Next came the dialogue. “Their favorite midtown [New York City] lunch spot is the counter at Woolworth's,explained their friend Michael Miller said in a 1987 interview. “They go to hear dialogue that will find its way into a script. The opening of Blood Simple - many of those lines they'd overheard."

With the script finished, they shot a trailer - as Sam Raimi had taught them - which, for trivia buffs, starred Raimi regular Bruce Campbell as the bar owner, who would be played by Dan Hedaya in the actual movie. Then, with the trailer - again with advice from Sam Raimi - the Coens put together a dog-and-pony show for potential investors. In just over a year, they managed to raise $750,000, enough to begin making their first feature film. (Although, there is a "legend" told in which the two nice Jewish boys raised the money back in Minneapolis, armed with a list of names provided by the local Hadassah of their top contributors.) "We had never made a film. We had no credentials. It was difficult to find a producer to trust us and give us the money to make a film," Ethan said. "It was probably the hardest part of making the movie," admitted Joel.

Let's go back to the trailer they shot for a moment. For it, they brought aboard an old NYU friend, a cinematographer who had shot short films, an Oscar-nominated documentary, and some hardcore porn flicks, Barry Sonnenfeld (whom we note later directed previous Chef du Cinema pick Get Shorty). Sonnenfeld signed on to work on what would be the first of several collaborations.

The Coens and Sonnenfeld headed to Austin in October 1982 where they started preproduction planning and location scouting (the bar was not a set but the now-long-gone popular Austin watering hole, the Soap Creek Saloon). And while they certainly learned about creating emotional tension and visual style from studying Alfred Hitchcock, they also followed his example of working out as many details of how the film would look beforehand, including working with three different local artists to storyboard everything from location floor plans to breaking down scenes shot by shot. "In order to make the most of the money," Joel explained, "the film had to be meticulously planned out."

"We collaborated very closely [with Barry]," he continued. "Long before shooting, he looked over the locations. We talked about the filming, about how to shoot in certain locations. He got involved at a very early stage, and this, once again, from a practical point of view, helped us work in a very cost efficient fashion. Once you start shooting, you cannot allow yourself to spend money in an unplanned fashion. Everything was talked through beforehand."

If we didn't preplan it,” Joel said, “I don't think we'd be able to handle the pressure. I couldn't walk out there without knowing what I was after. I'd flounder, and the movie would get away from me, and I'd face the horror of watching it veer off into the ditch. There's no way to stop it at that point – It's impossible to wrestle back on course. It's got its own... horrible momentum.”

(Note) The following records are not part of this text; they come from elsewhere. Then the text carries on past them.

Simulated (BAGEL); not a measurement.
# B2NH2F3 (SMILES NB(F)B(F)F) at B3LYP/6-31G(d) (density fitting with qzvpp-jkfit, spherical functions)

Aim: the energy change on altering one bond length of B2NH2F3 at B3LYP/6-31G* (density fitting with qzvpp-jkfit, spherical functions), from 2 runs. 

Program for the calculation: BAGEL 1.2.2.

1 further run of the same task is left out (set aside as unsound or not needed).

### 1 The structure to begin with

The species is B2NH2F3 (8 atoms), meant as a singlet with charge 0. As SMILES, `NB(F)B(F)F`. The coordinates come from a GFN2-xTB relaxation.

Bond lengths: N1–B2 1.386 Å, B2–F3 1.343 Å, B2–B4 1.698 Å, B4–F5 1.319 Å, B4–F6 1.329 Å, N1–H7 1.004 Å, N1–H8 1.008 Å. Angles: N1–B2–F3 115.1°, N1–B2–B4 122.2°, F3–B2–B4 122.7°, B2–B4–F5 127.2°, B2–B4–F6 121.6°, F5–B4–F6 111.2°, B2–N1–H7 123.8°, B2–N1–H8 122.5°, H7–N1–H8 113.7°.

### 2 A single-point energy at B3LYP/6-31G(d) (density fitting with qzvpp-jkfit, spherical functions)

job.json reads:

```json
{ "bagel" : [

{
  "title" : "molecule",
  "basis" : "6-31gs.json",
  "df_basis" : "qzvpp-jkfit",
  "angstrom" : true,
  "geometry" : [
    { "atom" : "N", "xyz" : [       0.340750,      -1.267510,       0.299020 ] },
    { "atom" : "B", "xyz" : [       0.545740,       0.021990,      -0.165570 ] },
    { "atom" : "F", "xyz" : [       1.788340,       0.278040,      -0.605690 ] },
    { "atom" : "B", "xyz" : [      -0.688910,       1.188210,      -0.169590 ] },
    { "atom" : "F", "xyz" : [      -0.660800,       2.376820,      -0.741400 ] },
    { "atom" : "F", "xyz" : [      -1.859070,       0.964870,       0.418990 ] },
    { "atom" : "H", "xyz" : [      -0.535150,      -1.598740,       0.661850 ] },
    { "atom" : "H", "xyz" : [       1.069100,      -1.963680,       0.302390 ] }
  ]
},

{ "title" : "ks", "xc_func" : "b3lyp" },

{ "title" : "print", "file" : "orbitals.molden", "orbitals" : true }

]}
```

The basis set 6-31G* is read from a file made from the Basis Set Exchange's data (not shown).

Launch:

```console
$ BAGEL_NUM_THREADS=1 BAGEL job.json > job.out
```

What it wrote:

While the Brothers collaborated almost equally on the writing and planning, they decided one person needed to be called "the director" on the set, Joel got that honor but denied it was done by a coin toss. "The real reason [Joel got to be director]," Ethan said, "is that he's three years older and three inches taller." Joel added, "I have a longer reach." They also edited the film together under the pseudonym "Roderick Jaynes."

Now it was time for casting and first on their list for the Detective was, of course, M. Emmett Walsh. “When I read the script,” Walsh remembered. “I said, 'This character is so much fun, I'll flesh him out and use him in an important movie six or seven years down the road.' Because no one was every going to hear about this movie. At best, it would be third bill at an Alabama drive-in.”

When Walsh met with them, what he saw were "two scrawny kids" and was clueless what to make of them. "I said, 'You boys got rich parents who're puttin' up the money? They showed me this two-minute film; I thought, What the hell is this? Then I saw the storyboards and the shooting schedule, and I realized they knew exactly what they were doing.”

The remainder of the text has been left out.